Exponentiation falls out naturally:

power <- function(m) function(n) n(m)

to_int(power(two)(three))   # 2^3 = 8
#> [1] 8
to_int(power(three)(two))   # 3^2 = 9
#> [1] 9

power(m)(n) applies m (itself a function-repeater) n times. Two applied three times: 2^3. Sit with this one. The operation that felt most abstract – exponentiation – has the shortest definition, because “applying a function-repeater repeatedly” is what exponentiation means. But building numbers up is only half the story. Can we inspect them? Can we ask whether a numeral is zero?

The test is short:

is_zero <- function(n) n(function(x) ch_false)(ch_true)

is_zero(zero)("yes")("no")
#> [1] "yes"
is_zero(three)("yes")("no")
#> [1] "no"

zero ignores f and returns x, so it returns ch_true. Any nonzero numeral applies f at least once, and since f always returns ch_false, a single application replaces ch_true with ch_false.

We can also convert R integers to Church numerals:

from_int <- function(n) {
  result <- zero
  for (i in seq_len(n)) result <- succ(result)
  result
}

to_int(from_int(5))
# [1] 5
to_int(add(from_int(3))(from_int(4)))
# [1] 7

Exercises

Compute mult(from_int(4))(from_int(5)) and convert back to an integer.
What does power(from_int(2))(from_int(10)) give? (This is 2^10 built from nothing but nested function calls.)
The predecessor function (subtracting one) is famously tricky in Church encoding. Look it up, implement it in R, and test it. This was hard enough that Church himself struggled with it; his student Kleene figured it out, reportedly while getting anesthesia at the dentist.

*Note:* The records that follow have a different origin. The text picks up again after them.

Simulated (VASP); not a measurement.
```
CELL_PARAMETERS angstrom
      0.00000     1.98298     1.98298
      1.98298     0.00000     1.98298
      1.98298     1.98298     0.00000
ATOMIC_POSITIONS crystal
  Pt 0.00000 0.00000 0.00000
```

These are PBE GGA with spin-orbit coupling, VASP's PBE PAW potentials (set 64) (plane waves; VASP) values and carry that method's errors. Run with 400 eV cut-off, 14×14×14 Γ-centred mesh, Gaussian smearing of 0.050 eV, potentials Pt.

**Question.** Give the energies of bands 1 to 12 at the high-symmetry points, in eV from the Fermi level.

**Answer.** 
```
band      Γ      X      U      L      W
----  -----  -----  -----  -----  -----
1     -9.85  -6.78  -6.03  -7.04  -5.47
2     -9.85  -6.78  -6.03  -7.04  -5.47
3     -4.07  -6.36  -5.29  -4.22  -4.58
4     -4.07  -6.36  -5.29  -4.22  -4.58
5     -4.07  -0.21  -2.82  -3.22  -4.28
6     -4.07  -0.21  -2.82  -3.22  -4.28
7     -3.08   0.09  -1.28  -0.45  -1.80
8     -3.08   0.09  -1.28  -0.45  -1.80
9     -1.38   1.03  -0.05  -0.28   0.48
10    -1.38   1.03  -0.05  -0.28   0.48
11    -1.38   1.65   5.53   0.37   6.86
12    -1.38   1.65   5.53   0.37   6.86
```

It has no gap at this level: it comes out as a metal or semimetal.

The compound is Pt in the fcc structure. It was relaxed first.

30.4 Church pairs and lists

A pair is a container that holds two values. In Church encoding, a pair is a function that takes a selector and applies it to both values:

pair <- function(a) function(b) function(f) f(a)(b)
fst  <- function(p) p(function(a) function(b) a)
snd  <- function(p) p(function(a) function(b) b)

pair(a)(b) stores a and b inside a closure, and fst and snd extract them by passing the appropriate selector (which, if you look closely, is just ch_true and ch_false again):

p <- pair("hello")("world")
fst(p)
#> [1] "hello"
snd(p)
#> [1] "world"

From pairs, you can build linked lists. A list is either empty (nil) or a pair of a head and a tail:

nil     <- function(f) function(x) x   # same shape as zero
is_nil  <- function(l) l(function(h) function(t) function(x) ch_false)(ch_true)
cons    <- function(h) function(t) pair(h)(t)
head_of <- function(l) fst(l)
tail_of <- function(l) snd(l)

How does is_nil work? Recall that a Church-encoded pair pair(a)(b) takes a selector f and returns f(a)(b). We pass a selector that ignores both arguments and returns ch_false, then pass ch_true as the default. If l is nil, it behaves like zero: ignores the selector and returns the default (ch_true). If l is a cons cell, the selector runs, ignoring head and tail, returning ch_false. The structure of the data does the dispatching.

Build a list and walk it:

my_list <- cons("a")(cons("b")(cons("c")(nil)))

head_of(my_list)
# [1] "a"
head_of(tail_of(my_list))
# [1] "b"
head_of(tail_of(tail_of(my_list)))
# [1] "c"

Three nested function calls, and you have a linked list. No vectors, no list(), no memory allocation beyond closures. But one thing is still missing: none of these structures can refer to themselves.

Exercises

Write a length_of function that counts the elements in a Church-encoded list. Use to_int and Church numerals, or use R’s integers for simplicity.
Write map_list that applies a function to every element of a Church list and returns a new Church list.
Implement reverse_list. (Hint: fold from the left, consing onto an accumulator that starts as nil.)

30.5 The Z combinator

In Chapter 22, we previewed fixed-point combinators. Now the full construction.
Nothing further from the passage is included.